Grateful Dead “Fare Thee Well” Concert Their Greatest Prank Ever: A 60’s Style Acid Test

Americas Band, the Grateful Dead, is making history in their “Fare Thee Well” concert.

dead50America’s Band is making history in their “Fare Thee Well” concert tonight. I’ve been here for three days, and the first two were what we expected (and last night’s July 4 concert was like no other July 4 party I have ever witnessed) but tonight…. I have followed Kesey and the Dead since 1968 (yes, I was 6), attended and/or listened to too many concerts to number, I was prepared for anything, but not tonight. I’ve never seen a musical performance in my life like tonight.  Magnificent unapologetic 60s music, the most hard-core Ken Kesey-style Merry Prankster “happening” that only the Dead could have pulled off. Their “Fare Thee Well” concert is not a message from them to us but a message for us to each other: from its opening chords they staged the whole concert tonight as a massively apocalyptic event, a bunch of crazy 60’s stone cold phreaks gathering at the edge of Armageddon to dance one last time together.
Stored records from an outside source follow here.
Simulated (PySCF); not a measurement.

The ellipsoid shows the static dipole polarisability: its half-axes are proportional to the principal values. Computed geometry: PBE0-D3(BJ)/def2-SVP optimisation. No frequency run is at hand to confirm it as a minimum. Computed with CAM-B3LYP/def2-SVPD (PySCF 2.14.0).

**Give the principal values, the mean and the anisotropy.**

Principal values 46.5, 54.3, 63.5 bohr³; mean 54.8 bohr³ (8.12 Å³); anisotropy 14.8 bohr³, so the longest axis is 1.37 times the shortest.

As Deep Capture readers are used to doing, we can now sit back a see how long it takes the world to catch up with what happened tonight.

POSTSCRIPT (7/13/2015):

I have found only one review of the final night of Grateful Dead’s three night “Fare Thee Well” performance that hinted at what happened there. Not a single one of the countless video clips that have been published across the Internet (including some in many major publications) caught the moment. Indeed, I believe many in attendance were baffled until it was almost too late.  I will explain what I saw (in doing so I fear I must over-quote lyrics, which I will replace if the proper video clip emerges).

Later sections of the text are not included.